While we remain confident that Intel's Haswell-based Core i3 processor delivers a satisfying gaming experience, we also have to accept that a Hyper-Threaded dual-core CPU fixed at 3.4 GHz is a clear step down from the quad-core Core i5 in parallelized workloads. At the same time, the Core i3 struggles to keep up with less expensive processors from AMD. So, you’ll have pardon the redundancy, but I'm doubling up on a number of benchmarks, testing with the latest versions wherever possible, but also including data in common with our six-month-old $650 effort. I thought the extra time would be worthwhile, since the FX-6300 and GeForce GTX 760 both continue to earn recommendations in their respective price brackets.

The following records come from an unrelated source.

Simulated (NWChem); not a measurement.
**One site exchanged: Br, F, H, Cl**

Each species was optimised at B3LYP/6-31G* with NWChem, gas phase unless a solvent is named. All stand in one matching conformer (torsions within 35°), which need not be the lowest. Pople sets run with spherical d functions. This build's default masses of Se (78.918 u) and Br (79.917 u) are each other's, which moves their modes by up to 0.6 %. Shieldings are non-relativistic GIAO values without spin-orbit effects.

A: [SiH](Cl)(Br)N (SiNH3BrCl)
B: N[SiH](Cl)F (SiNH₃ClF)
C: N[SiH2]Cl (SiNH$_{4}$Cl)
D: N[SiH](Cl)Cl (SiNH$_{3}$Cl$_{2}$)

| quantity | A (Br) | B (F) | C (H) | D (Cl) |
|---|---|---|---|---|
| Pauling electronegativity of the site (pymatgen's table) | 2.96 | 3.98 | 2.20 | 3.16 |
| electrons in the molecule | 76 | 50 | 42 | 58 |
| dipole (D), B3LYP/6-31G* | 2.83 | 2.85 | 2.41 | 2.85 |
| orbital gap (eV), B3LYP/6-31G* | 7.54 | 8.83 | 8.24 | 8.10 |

By overclocking this quarter’s GeForce GTX 770, I was almost able to match the $800 build’s graphics scores, since the potent factory-overclocked Radeon R9 280X had virtually no headroom left to improve its GPU frequency.
On the flip side, today's build suffers from lower Physics and Combined scores, suggesting that, in threaded workloads, it's going to struggle with the $650 Vishera-based configuration.
Averaging ALU and iSSE3 Arithmetic measurements in SiSoftware Sandra 2013 puts Intel's Core i3 just below AMD’s FX-6300.
But both Intel Core-based machines benefit from AES-NI support and higher memory bandwidth, yielding greater throughput in the Cryptography module.